A Note on the Persistence of Identity Across Branched Worlds: The Modal-Residue Problem and Its Implications for the Everett Interpretation
§1 — Preliminaries; or, what has been overlooked
The literature on the relative-state formulation of quantum mechanics, descended from Everett (1957) and elaborated, with varying degrees of fidelity, by DeWitt (1970) and a small but vigorous subsequent tradition, has tended — I think it must be said, with some regret — to focus its attention on questions of, on close examination, relatively minor importance, while leaving largely undiscussed the question that, on yet closer examination, turns out to be the central one. The question I have in mind is not, pace a good deal of the recent literature, the question of how probability is to be assigned to the resulting branches; that question has, in my view, received considerably more attention than it deserves, and I shall treat it, in §6, only briefly, and only in order to indicate where I take its proper subordination to lie. The question I have in mind is, rather, the question of what becomes — qua identity-bearer — of the individual who is said to undergo a branching event: a question that has been treated, where it has been treated at all, with insufficient attention to the de re / de dicto distinction, and which I shall, in this note, attempt to set out with some care.
The position I shall defend is, in outline, the following. The individual, considered qua the bearer of de re properties, does not, on a careful examination, persist across the branching event in either of the senses ordinarily attributed to him; the manner in which this failure of persistence is to be understood reveals — somewhat surprisingly, but, I think, ultimately conclusively — a structural feature of the Everett interpretation that has not, to my knowledge, been previously articulated in the literature. I shall call this feature the modal residue of branched-identity-qua-identity, and I shall argue that any account of the Everett interpretation that fails to address it is, in a precise sense to be made out below, prima facie incomplete.
§2 — On the Several Senses of branching
Before we can profitably engage the question, however, it will be necessary to distinguish, with some care, between several distinct senses in which the term branching is used in the relevant literature, of which I shall identify three, although I am inclined to think — pace the unhelpfully reductive treatment of Stenner (1992) — that a more refined taxonomy might in due course distinguish as many as seven.

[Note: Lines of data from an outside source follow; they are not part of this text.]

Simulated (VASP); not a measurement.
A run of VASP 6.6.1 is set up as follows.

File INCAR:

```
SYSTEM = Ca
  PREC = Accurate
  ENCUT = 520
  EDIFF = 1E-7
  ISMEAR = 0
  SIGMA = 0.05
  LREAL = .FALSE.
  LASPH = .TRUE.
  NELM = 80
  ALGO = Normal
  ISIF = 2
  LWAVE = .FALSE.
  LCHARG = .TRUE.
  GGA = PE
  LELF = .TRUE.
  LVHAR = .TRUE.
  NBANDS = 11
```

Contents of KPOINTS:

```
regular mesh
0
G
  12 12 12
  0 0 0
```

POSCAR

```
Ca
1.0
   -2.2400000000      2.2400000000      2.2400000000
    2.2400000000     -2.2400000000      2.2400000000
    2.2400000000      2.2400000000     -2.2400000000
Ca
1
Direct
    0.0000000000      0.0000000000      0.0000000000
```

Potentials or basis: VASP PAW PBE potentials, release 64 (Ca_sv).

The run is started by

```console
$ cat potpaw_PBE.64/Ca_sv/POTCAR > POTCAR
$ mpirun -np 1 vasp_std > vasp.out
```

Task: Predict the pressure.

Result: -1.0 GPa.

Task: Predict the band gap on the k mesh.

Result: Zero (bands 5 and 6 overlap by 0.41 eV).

The first sense of branching, which I shall call branching-as-Fission, is the sense in which a single antecedent state gives rise, by the unitary evolution of the joint system-and-apparatus, to two posterior states, each of which is equally a continuation of the antecedent state. This sense is, broadly speaking, the sense employed by Lewis (1976) in the analogous case of personal fission, and it has been imported into the quantum case by, inter alia, Pemberton-Hughes (1987) — though, it must be said, with insufficient attention to the differences between the modal structure of the macroscopic and the quantum cases, a point to which we shall return in §4.
The second sense, which I shall call branching-as-Multiplication, treats the resulting branches as numerically distinct individuals, each of which has come into being at the moment of branching, and neither of which is to be identified with the antecedent. This is, I take it, the sense most natural to the de dicto reading of identity-claims; whether it is the right reading is a matter to which we shall return.
The third sense — and the most subtle — is what I shall call branching-as-Selection: on this view, only one of the resulting branches is, strictly speaking, the continuation of the antecedent, the others being, in some sense to be made out, modal residues of the original individual. This is the sense whose articulation is the principal task of the present note, and to which, accordingly, we now turn.
The careful reader will observe that the three senses are not, on their face, mutually consistent; this is not, however, a defect of the taxonomy but a feature of the underlying problem, which has been obscured — I am sorry to say — by the loose usage of the term “branching” in the recent literature.
§3 — The De Re Reading of Branched-Identity-qua-Identity
Let us suppose, for the sake of definiteness, that an individual A, prior to a branching event, possesses the de re property F. The question we wish to ask is: of the two posterior individuals, A_1 and A_2, which (if either, or neither, or both) possesses the property F in the same sense in which A possessed it?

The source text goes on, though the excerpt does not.